Vietnamese workers make up 16 percent of Japan’s foreign workforce, making Vietnam Japan’s second-largest labor supplier after China, according to statistics from the Japanese Ministry of Health, Labor and Welfare.
As of October 2016, 30 percent of Japan’s over one million foreign workers are Chinese nationals, according to the East Asian country’s labor report published on Friday.
Vietnam comes second, providing 16 percent of Japan’s foreign workers in 2016, a 50-percent increase from 2015 statistics.
According to the Japanese ministry, 2016 was the first year the country had seen its foreign workforce exceeding one million, after witnessing a 20-percent increase from the previous year. Nearly 20 percent of these workers are working as interns, the report noted.
Last year was also the fourth consecutive year of growth for Japan’s foreign workforce, as the country continues to seek laborers from other countries in the region to make up for its lack of domestic workers as a result of aging population.
Japan is facing the gravest labor crisis since 1991, prompting the International Monetary Fund (IMF) to call for a relaxation of the country’s foreign workers policy.
Japanese Prime Minister Shinzo Abe has expressed his views that women and elders in the country should be considered for labor before looking to immigrant workers, though local policy makers have argued that employment of foreign workers is not always a case of immigration.

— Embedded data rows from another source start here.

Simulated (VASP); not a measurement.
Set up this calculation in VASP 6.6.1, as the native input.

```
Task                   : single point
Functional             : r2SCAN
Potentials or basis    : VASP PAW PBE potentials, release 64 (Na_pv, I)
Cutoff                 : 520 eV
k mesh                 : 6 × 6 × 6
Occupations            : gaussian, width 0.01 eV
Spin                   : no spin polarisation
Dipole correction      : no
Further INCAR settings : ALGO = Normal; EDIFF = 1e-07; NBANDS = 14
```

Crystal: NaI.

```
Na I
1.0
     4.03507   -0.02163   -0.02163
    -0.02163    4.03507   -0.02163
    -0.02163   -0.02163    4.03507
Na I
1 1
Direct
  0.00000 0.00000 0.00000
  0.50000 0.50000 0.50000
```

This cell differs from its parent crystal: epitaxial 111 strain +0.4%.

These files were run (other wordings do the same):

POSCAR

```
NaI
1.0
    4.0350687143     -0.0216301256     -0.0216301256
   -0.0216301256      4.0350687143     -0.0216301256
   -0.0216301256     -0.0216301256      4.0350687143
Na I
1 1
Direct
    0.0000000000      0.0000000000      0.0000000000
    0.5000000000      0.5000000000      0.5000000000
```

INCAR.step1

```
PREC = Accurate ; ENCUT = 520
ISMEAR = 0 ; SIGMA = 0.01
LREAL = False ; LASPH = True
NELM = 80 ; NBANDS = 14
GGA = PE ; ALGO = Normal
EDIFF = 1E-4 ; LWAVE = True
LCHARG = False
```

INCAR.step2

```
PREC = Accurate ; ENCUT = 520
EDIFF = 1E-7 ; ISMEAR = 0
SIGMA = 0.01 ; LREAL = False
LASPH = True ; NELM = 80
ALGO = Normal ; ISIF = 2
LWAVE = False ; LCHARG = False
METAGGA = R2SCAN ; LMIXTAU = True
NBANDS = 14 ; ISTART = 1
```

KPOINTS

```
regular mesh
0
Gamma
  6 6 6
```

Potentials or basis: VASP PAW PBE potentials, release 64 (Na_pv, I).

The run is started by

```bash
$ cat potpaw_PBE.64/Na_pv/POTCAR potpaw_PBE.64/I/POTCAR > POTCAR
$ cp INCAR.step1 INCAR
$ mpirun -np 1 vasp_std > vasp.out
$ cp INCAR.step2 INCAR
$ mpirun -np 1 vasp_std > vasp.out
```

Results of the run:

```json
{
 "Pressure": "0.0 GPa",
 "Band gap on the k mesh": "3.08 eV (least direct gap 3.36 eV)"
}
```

Japan’s labor shortage is most serious in the field of construction, which is seeing a surge in labor demand as preparations are underway in Tokyo for the 2020 Summer Olympics to be held in the city.
Reconstruction projects following the earthquake and tsunami disaster that hit the country in 2011 only add to the problem, experts assert.
As of October 2016, over 41,000 foreign workers are working in Japan’s construction industry, compared to 29,000 workers at the end of 2015.